A wholesale invasion of Alaskans' privacy

The Dunleavy administration has violated the privacy of more than a half-million Alaskans and quietly surrendered control of a vital state function to the Trump administration.

It has signed off on a scheme to have the Trump administration decide who is eligible to vote in Alaska.

We’ve never had a clearer example of succumbing to illegal federal overreach without a whimper.

The Legislature needs to investigate and demand that the state cancel this agreement and do what it can about the wholesale invasion of Alaskans’ privacy.

Voter registration records are public. Anyone can get a list of eligible voters. That’s not what is going on here.

The Dunleavy administration has given the background data from the voter rolls to the Department of Justice, including driver’s license numbers and partial Social Security numbers.

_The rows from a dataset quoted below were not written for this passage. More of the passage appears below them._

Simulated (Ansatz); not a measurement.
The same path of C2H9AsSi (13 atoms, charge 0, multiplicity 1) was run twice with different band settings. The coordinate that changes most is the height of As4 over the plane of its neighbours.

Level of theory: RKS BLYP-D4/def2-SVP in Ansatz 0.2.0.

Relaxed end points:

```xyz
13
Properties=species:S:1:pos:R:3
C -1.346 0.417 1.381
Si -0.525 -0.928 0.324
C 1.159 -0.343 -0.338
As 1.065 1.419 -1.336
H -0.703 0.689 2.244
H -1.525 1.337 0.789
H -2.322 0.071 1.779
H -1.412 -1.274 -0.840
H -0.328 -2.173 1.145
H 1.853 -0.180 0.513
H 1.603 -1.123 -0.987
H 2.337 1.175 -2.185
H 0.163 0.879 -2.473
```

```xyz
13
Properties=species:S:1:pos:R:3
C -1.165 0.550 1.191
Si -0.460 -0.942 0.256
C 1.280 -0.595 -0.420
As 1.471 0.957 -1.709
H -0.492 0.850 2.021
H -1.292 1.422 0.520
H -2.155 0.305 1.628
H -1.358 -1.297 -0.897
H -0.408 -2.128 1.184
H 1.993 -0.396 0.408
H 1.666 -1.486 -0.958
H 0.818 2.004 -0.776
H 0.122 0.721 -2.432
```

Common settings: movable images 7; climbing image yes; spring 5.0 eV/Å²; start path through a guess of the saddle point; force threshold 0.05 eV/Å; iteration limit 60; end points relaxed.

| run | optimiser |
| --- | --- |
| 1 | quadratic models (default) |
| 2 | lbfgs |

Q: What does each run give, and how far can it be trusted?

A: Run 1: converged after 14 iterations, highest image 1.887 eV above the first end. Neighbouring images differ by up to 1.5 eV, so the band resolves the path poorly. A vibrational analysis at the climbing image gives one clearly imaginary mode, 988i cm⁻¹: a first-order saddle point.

In this confidential memo the state signed in December, it gave up on local control of elections.

Most states have refused to sign this memo, but the Dunleavy administration can never say no to Trump.

There is even language in the memo from Assistant U.S. Attorney General Harmeet Dhillon that says the memo was proposed, made and entered into at the request of the state of Alaska. This is to make it appear that the memo didn’t originate with Trump’s underlings.

The Department of Justice is not qualified to test, assess and analyze the validity of Alaska’s voter rolls.

But after the Department of Justice completes this work that it is not qualified to do, the state will have 45 days to “clean” the list “by removing ineligible voters” identified by the Trump administration. Then the state will have to submit the revised voter rolls to the Department of Justice for approval.

Eileen O’Connor of The Brennan Center, a nonpartisan law and policy organization, wrote of this agreement that it “reveals both the DOJ’s plans to interfere with the states’ authority to run elections and how dangerously insecure the sensitive data will be in the department’s hands. It provides yet more evidence of the administration’s campaign to interfere with upcoming elections.”

“Some states that have provided the DOJ with their full voter files, such as Texas and Alaska, have signed the agreement while others, such as Tennessee and South Dakota, have refused,” O’Connor wrote.

“This would turn the American system of election administration upside down. It is the states, not the federal government, that have the statutory authority — not to mention the expertise — to add and remove voters from the rolls. States also have procedures in place to guard against eligible voters being wrongly removed,” said O’Connor.

The Anchorage Daily News had a story on the state’s handover of voter data, but it was published on Christmas Eve and did not get the attention it deserved. Plus, the story focused only on the sharing of voter information with the Department of Justice.

The story did not mention that the state had agreed to allow the Department of Justice to determine which voters should be removed from the rolls.

The story said the Lt. Gov. Nancy Dahlstrom, who is running for governor, released a statement saying there had been a “thorough” legal review.

The Legislature needs to see the “thorough” legal review. It appears that temporary Attorney General Stephen Cox must have decided that the state ought to invite the Department of Justice to intrude in Alaska elections. It’s another reason why the Legislature should refuse to confirm him in the job.

The 45-day demand would violate federal law, Tennessee officials said.

The agreement signed by Alaska appears to be illegal because you cannot remove names in 45 days from voter lists and you cannot remove names from voter lists right before an election.

“The National Voter Registration Act requires states to undertake a specific process to remove voters who have moved. That process involves sending a notice to the voter and — if the voter does not respond and does not vote — the jurisdiction must wait two federal election cycles to remove the voter from the rolls. That’s far longer than 45 days. Additionally, the National Voter Registration Act has a ‘quiet period’ of 90 days before any federal election (primary or general), during which time a state may not conduct systematic removals of voters who have become ineligible,” the Brennan Center said.

The Dunleavy administration should never have signed this agreement. The Legislature must act.